Did the Oscars get it right? Who won vs who SHOULD have won

25 February 2019 - 12:28
Rami Malek accepts the Best Actor award for 'Bohemian Rhapsody' during the 91st Annual Academy Awards ceremony on February 24 2019 in Hollywood, California.
Rami Malek accepts the Best Actor award for 'Bohemian Rhapsody' during the 91st Annual Academy Awards ceremony on February 24 2019 in Hollywood, California.
Image: VALERIE MACON / AFP

In the perfect world of an Academy Awards ceremony based on merit alone, here's who our film critic thinks should have taken home the accolades in key categories in 2019:

BEST PICTURE

Nominees:

  • Black Panther
  • BlacKkKlansman
  • Bohemian Rhapsody
  • The Favourite
  • Green Book
  • Roma
  • A Star Is Born
  • Vice

Which film won: Green Book

Peter Farrelly's comfortably pat race-relations tale is the kind of easy, palatable film that the Academy often tends to choose in years when other contenders prove a little too challenging. It was a safe choice.

Which film SHOULD have won: The Favourite

Yorgos Lanthimos' beautifully directed period tale is darkly humorous and features a trio of powerful female performances. It was the the sharpest, wittiest and most interesting of this year's nominees.

BEST ACTOR

Nominees:

  • Christian Bale for Vice
  • Bradley Cooper for A Star Is Born
  • Willem Dafoe for At Eternity's Gate
  • Rami Malek for Bohemian Rhapsody
  • Viggo Mortensen for Green Book

Who won: Rami Malek

The actor's performance as Freddie Mercury has seen him scoop several awards this season — including his first Oscar. The young actor's transformation into the Queen frontman has wowed critics and fans alike and Bohemian Rhapsody continues to storm the box office.

Who SHOULD have won: Christian Bale

Vice may have sharply divided critics with its black humour and off-the-wall approach to the story of the life and times of Dick Cheney but everyone agrees that the method actor's almost unrecognisable transformation for the role is an exceptional feat.

BEST ACTRESS

Nominees:

  • Yalitza Aparicio for Roma
  • Glenn Close for The Wife
  • Olivia Colman for The Favourite
  • Lady Gaga for A Star Is Born
  • Melissa McCarthy for Can You Ever Forgive Me?

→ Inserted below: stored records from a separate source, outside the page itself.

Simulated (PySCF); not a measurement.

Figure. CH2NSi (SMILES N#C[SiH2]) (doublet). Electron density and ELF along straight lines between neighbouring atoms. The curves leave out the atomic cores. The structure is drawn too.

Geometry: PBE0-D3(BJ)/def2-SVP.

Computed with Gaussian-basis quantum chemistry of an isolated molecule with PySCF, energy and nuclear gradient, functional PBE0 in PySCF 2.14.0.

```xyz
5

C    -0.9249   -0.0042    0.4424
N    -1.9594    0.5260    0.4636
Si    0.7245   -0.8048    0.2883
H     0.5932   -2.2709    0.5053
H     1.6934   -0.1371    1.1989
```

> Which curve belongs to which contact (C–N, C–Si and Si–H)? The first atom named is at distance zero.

Olivia Colman was a WORTHY winner

The Brit deserves her Oscar for her brilliant, empathetic and darkly funny portrayal of the baby-like, manipulative Queen Anne.

BEST SUPPORTING ACTOR

Nominees:

  • Mahershala Ali for Green Book
  • Adam Driver for BlacKkKlansman
  • Sam Elliott for A Star Is Born
  • Richard E Grant for Can You Ever Forgive Me?
  • Sam Rockwell for Vice

Mahershala Ali was a WORTHY winner

Ali's performance as the conflicted, brilliant and determined popular pianist Don Shirley has seen him sweep most of the awards this season. It won him a well-deserved second Oscar following his win in this same category for Moonlight in 2017.

BEST SUPPORTING ACTRESS

Nominees:

  • Amy Adams for Vice
  • Marina de Tavira for Roma
  • Regina King for If Beale Street Could Talk
  • Emma Stone for The Favourite
  • Rachel Weisz for The Favourite

Who won: Regina King

This was King's first nomination and while she didn't earn a nod from the Screen Actor's Guild for her fiery performance in Barry Jenkins' If Beale Street Could Talk, she's scooped every other award out there.

Who SHOULD have won: Emma Stone

Stone gives a career-best performance as a seemingly charming, ruthlessly ambitious social climber in a film filled with excellent performances from its three leads.

BEST DIRECTOR

Nominees:

  • Spike Lee for BlacKkKlansman
  • Pawel Pawlikowski for Cold War
  • Yorgos Lanthimos for The Favourite
  • Alfonso Cuarón for Roma
  • Adam McKay for Vice

Who won: Alfonso Cuarón

Cuarón's Roma has been cleaning up and the film is certainly a beautiful and carefully executed piece of work, shot by Cuarón himself in gorgeous black and white and delicately telling its empathetic and often heartbreaking personal tale.

Who SHOULD have won: Spike Lee

America's angriest and most in-your-face director has won a lifetime achievement award from the Academy and been nominated for writing and documentary previously. However, in his 40-year career he's never earned a directing nod and this should have been his year to win for a film that's hard-hitting and speaks about uncomfortable issues that need addressing and recognition in the age of the rise of the alt-right.